Turkey, and Washington, consider the PKK a terrorist outfit. Confirming Turkey’s Kurd-targeting attacks inside Iraq, the office of the Turkish PM said: “Strikes were carried out on targets of the Daesh [Isil] terror group in Syria and the PKK terror group in Northern Iraq.”
This might sound like a causal official announcement. But it’s actually a morally loaded, and morally warped, statement.
For the conflation of Isil with the PKK — with both depicted as “terror groups” Turkey wants to demolish — suggests there’s a moral equivalence between them; between a barbaric group that seems to have been teleported form the Middle Ages and a Marxist guerrilla outfit that wants to create a Kurdish homeland on Iraqi, Turkish and Syrian territory.
Yet whatever you think of the PKK — whether you agree with Western capitals that brand it terroristic or with Kurds who think it’s a legit army — there’s simply no comparison between these Left-wing militants and the Islamic forces currently plundering, statue-smashing and beheading their way through Syria and Iraq.
Some Western observers say Turkey is only pounding PKK positions, rather than indiscriminately targeting all Kurdish groups in Northern Iraq, and that’s why Western leaders aren’t too worried.
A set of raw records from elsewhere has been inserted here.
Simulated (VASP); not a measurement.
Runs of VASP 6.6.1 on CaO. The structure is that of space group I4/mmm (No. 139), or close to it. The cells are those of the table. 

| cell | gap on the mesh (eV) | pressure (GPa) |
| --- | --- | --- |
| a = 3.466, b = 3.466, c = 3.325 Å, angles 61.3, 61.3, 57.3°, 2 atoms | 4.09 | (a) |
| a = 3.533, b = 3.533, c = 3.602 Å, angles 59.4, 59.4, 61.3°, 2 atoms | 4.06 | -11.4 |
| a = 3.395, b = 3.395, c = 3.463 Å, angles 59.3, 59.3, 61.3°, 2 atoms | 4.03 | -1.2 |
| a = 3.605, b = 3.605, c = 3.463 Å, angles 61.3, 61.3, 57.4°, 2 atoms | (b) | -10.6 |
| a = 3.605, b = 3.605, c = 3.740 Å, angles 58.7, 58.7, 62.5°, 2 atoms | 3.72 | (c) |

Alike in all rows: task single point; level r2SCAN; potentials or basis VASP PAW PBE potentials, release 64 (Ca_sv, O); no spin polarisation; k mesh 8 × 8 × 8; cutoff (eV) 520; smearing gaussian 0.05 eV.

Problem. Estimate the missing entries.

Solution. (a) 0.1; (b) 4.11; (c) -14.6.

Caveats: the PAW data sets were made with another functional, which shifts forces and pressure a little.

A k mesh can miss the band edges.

But it’s way more complicated than that. The PKK has close links with the YPG, the Kurdish People’s Protection Units in Syria, who have been among the bravest battlers against Isil.
In the words of Kani Xulam of the American Kurdish Information Network, the YPG, assisted by the PKK, have been allies of the West in the attempt to snuff out Isil — in fact, they’ve been Washington’s “most effective boots on the ground against [Isil]”.
So for Washington to turn a blind eye to Turkish attacks on Kurdish positions in Isil-threatened territory is not only immoral — it’s also really dumb, threatening to rupture links that the West has built up with certain Kurdish forces.